5. Alidad’s dining room
The Iranian-born Alidad started as a specialist in Islamic Art at Sotheby’s, and no other British interior designer has so successfully blended the best of East and West to create an aesthetic that is so singularly their own, and yet so aspired to. His richly layered interiors might combine suzani needlework with Turkestan cushions, Georgian furniture with modern sculpture – and even, in his own homes, the odd bit of Ikea.
His dining room in London, where the walls are covered in leather panels embossed, hand painted with colourful flowers and fruits, and the ceiling has been given a faux-coffered effect, is the ultimate proof that size need not occlude splendour – which is valuable reassurance for those of us who live in smaller houses, with smaller rooms.
6. The Garden Room at Clarence House, by Robert Kime
The late Robert Kime came to interior design via antique dealing, textile collecting and an abiding passion for putting rooms together. King Charles, as Prince of Wales, was his most famous client, and wrote the foreword to Kime’s eponymously titled book, describing his preferred decorator as creating rooms from which it was “hard to drag yourself away”, due to their being “welcoming, interesting and above all, comforting.”
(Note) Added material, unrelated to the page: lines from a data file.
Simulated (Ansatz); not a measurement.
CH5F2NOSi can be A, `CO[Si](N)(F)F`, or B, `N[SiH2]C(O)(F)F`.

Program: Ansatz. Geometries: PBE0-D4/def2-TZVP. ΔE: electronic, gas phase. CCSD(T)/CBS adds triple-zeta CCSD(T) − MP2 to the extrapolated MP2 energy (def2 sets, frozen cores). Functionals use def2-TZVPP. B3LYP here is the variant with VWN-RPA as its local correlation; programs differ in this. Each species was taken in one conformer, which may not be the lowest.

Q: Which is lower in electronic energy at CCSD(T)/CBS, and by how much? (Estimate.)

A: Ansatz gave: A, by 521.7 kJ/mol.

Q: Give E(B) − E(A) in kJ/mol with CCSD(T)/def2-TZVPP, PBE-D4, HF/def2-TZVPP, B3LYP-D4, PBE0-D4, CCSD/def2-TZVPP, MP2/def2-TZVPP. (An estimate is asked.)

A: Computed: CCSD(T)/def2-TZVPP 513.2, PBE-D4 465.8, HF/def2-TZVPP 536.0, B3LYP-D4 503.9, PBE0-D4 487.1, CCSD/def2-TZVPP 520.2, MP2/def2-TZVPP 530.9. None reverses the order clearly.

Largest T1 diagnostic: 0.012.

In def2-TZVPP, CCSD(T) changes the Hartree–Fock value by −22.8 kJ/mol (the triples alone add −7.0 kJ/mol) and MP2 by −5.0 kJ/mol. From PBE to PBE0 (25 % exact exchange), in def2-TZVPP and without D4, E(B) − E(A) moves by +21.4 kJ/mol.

It was in 2002 that Kime took on the task of transforming Clarence House into a home for Prince Charles, the then Duchess of Cornwall, and the young Prince Harry. It had previously been the London home of Prince Charles’s Grandmother, wife of King George VI (before that, it was briefly lived in by the late Queen Elizabeth II and Prince Philip before she became Queen and they moved into Buckingham Palace.) Kime applied a light touch, changing colour schemes, moving and regrouping furniture, and recovering upholstered pieces.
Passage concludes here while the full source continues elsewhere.